Interview with: Francisco Uria, Senior Partner
KPMG Abogados, Spain | View firm profile
KPMG abogados is on the threshold of a new era in which our professionals will form part of multidisciplinary teams offering our clients solutions to complex problems, sharing tools and platforms with them in order to make our communications easier and more secure. Being multidisciplinary, global and IT-evolved is our key strategy.
What do you see as the main points that differentiate kpmg abogados from your competitors?
“KPMG-abogados” is different from other law firms as we are part of a global, multidisciplinary services firm such as KPMG. This gives us the possibility to work with many other advisory and audit professionals who contribute relevant expertise in different fields, and the capability to use the most advanced technology.
As a legal firm within the “Big Four” we have brought on board many highly-ranked professionals from the different and most prestigious lawyers´ rankings (Chambers, Legal500, Best Lawyers, IFRL1000, etc.). This combination of quality, multidisciplinary approach and being highly IT-based is quite unique.
Which practices do you see growing in the next 12 months? What are the drivers behind that?
The Spanish economy is recovering quite rapidly from the last crisis, with growth and employment showing a very positive trend in recent years. This has attracted additional interest in our economy from global investors. Areas related to M&A and transactions (including real estate) are the beneficiaries of this drive. I would also add that legal activity concerning regulatory implementation, especially in the financial sector (MIFID II, GDPR, PSD2 or PRIIPS), remains strong.

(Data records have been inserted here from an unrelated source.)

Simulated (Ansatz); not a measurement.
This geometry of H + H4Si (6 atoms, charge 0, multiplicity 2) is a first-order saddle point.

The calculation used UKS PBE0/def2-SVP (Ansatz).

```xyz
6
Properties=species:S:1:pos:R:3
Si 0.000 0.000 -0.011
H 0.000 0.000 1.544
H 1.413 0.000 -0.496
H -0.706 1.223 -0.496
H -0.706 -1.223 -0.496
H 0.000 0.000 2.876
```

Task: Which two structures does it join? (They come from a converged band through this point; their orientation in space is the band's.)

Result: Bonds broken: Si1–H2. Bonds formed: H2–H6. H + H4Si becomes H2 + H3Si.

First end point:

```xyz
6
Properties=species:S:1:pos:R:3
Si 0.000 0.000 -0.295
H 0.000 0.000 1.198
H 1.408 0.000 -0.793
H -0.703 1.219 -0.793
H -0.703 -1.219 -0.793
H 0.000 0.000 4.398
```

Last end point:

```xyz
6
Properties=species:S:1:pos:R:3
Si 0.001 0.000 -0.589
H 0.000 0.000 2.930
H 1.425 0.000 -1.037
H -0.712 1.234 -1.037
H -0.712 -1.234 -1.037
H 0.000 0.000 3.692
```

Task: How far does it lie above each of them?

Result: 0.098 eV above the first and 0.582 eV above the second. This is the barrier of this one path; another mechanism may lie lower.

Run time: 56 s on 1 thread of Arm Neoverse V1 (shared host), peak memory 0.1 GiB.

The activity surrounding Brexit has also been growing in recent months, with UK-based companies seeking different location alternatives, and Spanish companies established or with relevant activity in the UK wanting to gain a better understanding of the potential situations they are going to face in the coming years.
What’s the main change you’ve made in the firm that will benefit clients?
One of the effects of the last crisis has been clients’ sensitivity to costs. This is something that it is not going to change (at least dramatically) in the near future, so we have to adapt to a situation in which prices are going to be low compared with traditional standards.
We need to be more efficient in order to be able to provide high quality legal services at a moderate cost while also protecting our profitability and ensuring proper remuneration for our professionals. There is no doubt that technology is the only way to make this happen.
Is technology changing the way you interact with your clients, and the services you can provide them?
The change is already here. We are working to offer our clients shared tools and platforms in order to make our combined work more efficient and more secure. We are investing heavily in making this a reality for our clients.
Can you give us a practical example of how you have helped a client to add value to their business?
We prefer not to talk about individual clients or proposals but, generally speaking, I think that in the main regulatory implementation projects in which we have being participating over the last two years (MIFID II, GDPR, PSD2, PRIIPS or IDD) we have been able to help our clients in their strategic reflection, providing legal advice on the interpretation of new rules and helping them to effectively change their internal governance, systems and processes using a multidisciplinary team of lawyers and advisors.
I think those projects are a good illustration of the kind of complex projects we are equipped to deal with.
Are clients looking for stability and strategic direction from their law firms – where do you see the firm in three years’ time?
In nearly all kinds of legal work there is a prior need for strategic reflection on the new regulatory aspects that are going to affect your business model, your profitability, the way in which clients will perceive you, the position you will occupy in the marketplace and your ability to compete with new entities (i.e. fintech or bigtech).
Data & analytics will be crucial to being in a position to provide sophisticated analysis and predictability to our clients, both in terms of customer behavior or future judicial decisions. I see KPMG as a multidisciplinary, global firm able to provide solutions to our clients by combining different perspectives, including tax and legal, and supported by technological capabilities we are only beginning to know.